Why the number of books checked out at this Shawnee Mission high school has doubled
Lately, high school librarian Meghan Stigge has had to scramble to keep up with orders for book titles in hot demand from students.
Books that inspired movie adaptations, such as "Everything, Everything" and "The Martian," John Green novels featuring teen characters facing extraordinary problems, even the thick and heavy biography of Alexander Hamilton — the inspiration for the Tony Award-winning musical — have been flying off the shelves.
Curating collections is a familiar task for the Shawnee Mission Northwest High School librarian. But keeping up with students' appetites for reading — that's a new phenomenon at the school.
During the first two quarters of the 2017-18, students checked out more than 2,600 books from the school library, or about 1,300 books per quarter in a high school of about 1,730 students. That's more than double the library's circulation from a year ago, when on average roughly 500 students checked out a book each quarter.
Motivating tech-saturated students to invest time in sustained reading started as a joint effort between Stigge and the high school's language arts teachers, who began sharing concerns about student's disinterest in reading books in 2016.

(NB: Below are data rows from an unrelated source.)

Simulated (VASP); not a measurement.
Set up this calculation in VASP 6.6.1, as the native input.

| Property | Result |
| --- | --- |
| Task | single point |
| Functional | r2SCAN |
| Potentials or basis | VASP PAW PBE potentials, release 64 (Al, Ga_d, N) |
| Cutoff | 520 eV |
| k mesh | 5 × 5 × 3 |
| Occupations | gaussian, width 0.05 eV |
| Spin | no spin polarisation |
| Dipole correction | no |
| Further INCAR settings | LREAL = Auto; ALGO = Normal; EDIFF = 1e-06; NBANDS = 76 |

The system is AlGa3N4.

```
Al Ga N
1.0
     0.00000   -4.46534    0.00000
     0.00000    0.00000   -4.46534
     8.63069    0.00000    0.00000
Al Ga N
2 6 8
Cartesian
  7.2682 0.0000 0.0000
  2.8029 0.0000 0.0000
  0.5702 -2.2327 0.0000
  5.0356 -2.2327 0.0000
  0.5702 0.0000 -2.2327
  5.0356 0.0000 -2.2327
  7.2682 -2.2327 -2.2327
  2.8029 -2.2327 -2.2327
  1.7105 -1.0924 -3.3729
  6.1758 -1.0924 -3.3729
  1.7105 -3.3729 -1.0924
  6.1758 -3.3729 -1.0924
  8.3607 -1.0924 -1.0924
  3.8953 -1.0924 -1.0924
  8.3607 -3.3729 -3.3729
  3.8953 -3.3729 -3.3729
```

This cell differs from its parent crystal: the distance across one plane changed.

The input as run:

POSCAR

Students weren't completing assigned reading at home or in class, stalling teachers' plans to have classroom discussions about particular literary works. Check-outs at the school library had been stagnant for years. Students didn't seem to enjoy the act of reading a book.
Instead, their reading was contained to "small bursts:" text messages, condensed messages in tweets, summaries of hyper-linked articles. Most troubling, technology and social media appeared to be shifting teenagers' attention away from deep sustained reading, Stigge said, which research has shown boosts retention and critical-thinking skills.
She and other language arts teachers at Shawnee Mission Northwest High School met casually in 2016 to discuss how they could engage kids around reading. They landed on a few simple strategies that school leaders credit not just with doubling book checkouts but increasing the amount of independent reading time students have logged.
"Our main goal was to increase motivation to read," Sigge said. "We wanted them to read more and we wanted them to want to read more.
"Their first strategy related to a learning element that districts have emphasized in other areas of education: bringing choice to students.
Teachers opted to give their students more choice when it came to what books they read for class curriculum and what books they could read for independent reading assignments.
That meant increasing both their classics and contemporary offerings, Stigge said, and it also meant giving kids more time to read independently during school hours.
Teachers began devoting more class time to independent reading, and also brought students to Stigge's library to expose students to more offerings.
Some teachers opted to devote Fridays to reading time, in which students could take time to read books, respond to an "essential" question posed by the teacher and note thoughts in journals that would later be used to write essays on the novel.
Requiring students to pen reviews, participate in book talks or meet with a teacher for story conferences kept students on track.
"We wanted to offer options to students, Stigge said. "To follow the things that they are interested in reading."
But that tactic revealed another problem. Students needed help not just finding books in a library but determining what kind of books they would like.
Finding books they were interested in just wasn't intuitive for students who have grown up an age where certified librarians in schools have been declining and more and more reading occurs on the Internet.
"Algorithms push content to us, whether it's Netflix or auto play videos," Stigge said. "It's my job as a librarian how to specifically find what they are looking for, the quality content that they want."
So Stigge and other teacher collaborated to teach kids to use other tools such as online review sites such as Goodreads, retailer recommendations and digital catalogs, in addition to how to find books in the library.
"That's the benefit of having a certified librarian in a school," Stigge said.
The group called their project the Reading Empathy Initiative because they hoped that kids reading more books would have other consequences: an increased sense of empathy for those around them and the appreciation of literary fiction as a way to put themselves in other people's shoes.Their efforts were recognized in the School Library Journal, in an essay Stigge penned that was published last year.
When it came down to it, Stigge said, the change that made the most impact was simple.
"It's giving them the time to search, because it does take a little bit of time to search and find what they are looking for," she said. "It's time to search and time to read.
"It's too soon to say if the reading initiative is impacting how people treat each other or if the strategies have worked at other high schools that Shawnee Mission Northwest has shared strategies with. But one thing is for certain, Stigge said. Book circulation is up at Shawnee Mission Northwest.
"This is fairly new," Stigge said. "But I think it's going really well."